A reader who wishes to remain anonymous (you’ll see why shortly) is concerned about his curious kin. He writes:
Over the upcoming holidays, members of my extended family will be sharing my Mac to check their email and surf the web. I have some files that I’d like to keep hidden from them. I’m particularly concerned that some of these files will appear in Spotlight. Is there any way to hide them?
I can recommend a few options.
The first is to force them to use your Mac’s Guest account. To ensure that it’s an option when your Mac starts up, launch System Preferences, select Users & Groups, click the Lock icon and enter your username and password to unlock the preferences, select Guest User, and enable the Allow guests to log in to this computer option. Additionally, click on Login Options and be sure that Automatic Login is off. If you then log out of your account, the login screen will display at least two accounts—yours and the Guest User account. To use your Mac your relations will choose that Guest User account and then do their business via Safari and webmail services.
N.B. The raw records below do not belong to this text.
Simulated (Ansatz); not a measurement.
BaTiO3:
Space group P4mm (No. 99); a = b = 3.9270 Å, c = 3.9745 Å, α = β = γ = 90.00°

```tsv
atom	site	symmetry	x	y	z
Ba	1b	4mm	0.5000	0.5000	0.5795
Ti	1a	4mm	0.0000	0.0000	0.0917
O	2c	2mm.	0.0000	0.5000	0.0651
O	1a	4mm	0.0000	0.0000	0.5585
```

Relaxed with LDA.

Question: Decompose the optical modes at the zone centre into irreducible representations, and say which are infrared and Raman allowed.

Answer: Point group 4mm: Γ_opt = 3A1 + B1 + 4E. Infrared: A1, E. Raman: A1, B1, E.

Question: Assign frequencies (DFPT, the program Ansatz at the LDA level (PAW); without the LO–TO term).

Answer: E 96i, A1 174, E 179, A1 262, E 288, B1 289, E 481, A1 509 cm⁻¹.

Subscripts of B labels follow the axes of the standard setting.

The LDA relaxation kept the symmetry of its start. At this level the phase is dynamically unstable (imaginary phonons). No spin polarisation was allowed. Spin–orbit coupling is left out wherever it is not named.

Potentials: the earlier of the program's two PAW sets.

If, for reasons best known to you, you want to let them use your account you can keep these files on another volume. If you don’t have a lot of sensitive files you could copy them to a USB flash drive, delete them from your Mac’s hard drive, and then tuck away that flash drive until the in-laws leave. At that point, copy them back on to your Mac.
Or you could password protect those files by placing them in a folder and then creating an encrypted disk image of that folder— a process I described a few years ago in this very column.
If you’re specifically worried about your files appearing in Spotlight, just gather them together into a folder, launch System Preferences, select Spotlight, click the Privacy tab, and drag the folder into the Spotlight window. This prevents Spotlight from searching the folder.
There’s one problem with this solution, however. If your precocious niece is familiar with the workings of the Mac OS (and frankly, what precocious niece isn’t?) all she need do is launch that same preference, click the Privacy tab, and take a gander at what you’ve chosen to hide (the little sneak!).
Fortunately, you can thwart her. Just create a folder for the files you wish Spotlight (and your niece) to keep its nose out of and append .noindex to its name (My Secrets.noindex, for example). This tells Spotlight to exclude the folder and its contents from searches. And, best of all, any folders with this extension will not appear in Spotlight’s Privacy tab.